The numbers led investors to increase bets the BoE would lower interest rates for a second time in its November meeting following its quarter-point reduction in August, and then make an additional cut in December.
Traders had previously put the chance of two quarter-point rate cuts by the end of the year at about 50%, according to levels implied in swaps markets.
That increased to 75% after the inflation release. The pound was down 0.6% against the dollar at US$1.30 on Wednesday.
A November cut already looked “nailed on before today’s release”, said Paul Dales at Capital Economics.
“The chances of that being immediately followed by another quarter-point cut at the following meeting in December has just gone up,” he added.
Aaron Hussein, global market strategist at JPMorgan Asset Management, said the inflation data and cooling wage growth showed the BoE was “gradually taming the inflation tiger”.
The yield on two-year UK government bonds, which are sensitive to interest rate changes, fell 0.11 percentage points to 4.02%.
Governor Andrew Bailey said recently that rate-setters could be “a bit more aggressive” in lowering borrowing costs if inflation continued to fall.
The comments were seen by investors as a signal the BoE was poised to cut rates at both its November and December meetings.
Core inflation was 3.2%, lower than economists’ expectations of 3.4%, while the rate of services inflation fell from 5.6% to 4.9%, driven by lower airfares.
Services inflation is seen by the central bank as a key gauge of underlying price pressures.
The 4.9% reading was well below the 5.5% forecast published by the BoE when it last released a full assessment of the economy in August.
It chimes with separate ONS data this week showing UK wage growth fell to 4.9% in the three months to August, down from 5.1% in the three months to July.
The decline in services inflation was “big news” for the central bank, said James Smith, UK economist at ING.
“We think the Bank of England can pick up the pace of cuts beyond November.”
An acceleration in the rate-cutting cycle is possible even though headline inflation is likely to bounce back towards 2.5% later this year as the downward drag from lower energy prices fades, Smith added.

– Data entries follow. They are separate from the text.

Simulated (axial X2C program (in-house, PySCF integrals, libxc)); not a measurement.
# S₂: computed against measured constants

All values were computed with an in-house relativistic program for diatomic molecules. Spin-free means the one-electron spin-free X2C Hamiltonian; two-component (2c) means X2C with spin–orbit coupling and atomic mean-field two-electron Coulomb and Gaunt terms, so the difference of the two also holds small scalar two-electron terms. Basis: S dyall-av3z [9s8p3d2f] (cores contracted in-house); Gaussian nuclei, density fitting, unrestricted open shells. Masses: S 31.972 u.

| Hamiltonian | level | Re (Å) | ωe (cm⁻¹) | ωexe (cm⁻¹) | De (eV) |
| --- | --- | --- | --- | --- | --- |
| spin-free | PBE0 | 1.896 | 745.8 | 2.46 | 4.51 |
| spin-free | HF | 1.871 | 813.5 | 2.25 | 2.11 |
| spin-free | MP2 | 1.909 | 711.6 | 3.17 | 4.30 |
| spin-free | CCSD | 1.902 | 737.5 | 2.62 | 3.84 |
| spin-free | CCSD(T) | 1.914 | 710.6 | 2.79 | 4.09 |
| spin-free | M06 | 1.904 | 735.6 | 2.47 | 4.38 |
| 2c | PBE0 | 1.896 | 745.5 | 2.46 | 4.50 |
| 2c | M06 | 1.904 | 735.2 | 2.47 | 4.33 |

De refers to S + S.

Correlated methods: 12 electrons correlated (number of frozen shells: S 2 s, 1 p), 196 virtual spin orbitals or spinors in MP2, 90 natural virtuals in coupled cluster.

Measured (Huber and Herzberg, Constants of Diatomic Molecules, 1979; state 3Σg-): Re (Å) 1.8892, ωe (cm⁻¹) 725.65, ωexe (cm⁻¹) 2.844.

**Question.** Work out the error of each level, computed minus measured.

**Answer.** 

A key input into the BoE’s December meeting will be the shape of Reeves’ October 30 Budget and the impact of her attempts to get debt under control.
Darren Jones, the chief secretary to the Treasury, said Wednesday’s inflation figures would be “welcome news for millions of families”, adding “there is still more to do to protect working people”.
However, the sharp drop in inflation will hit many lower-income families, given September’s 1.7% figure is set to be used to increase working-age benefits next spring.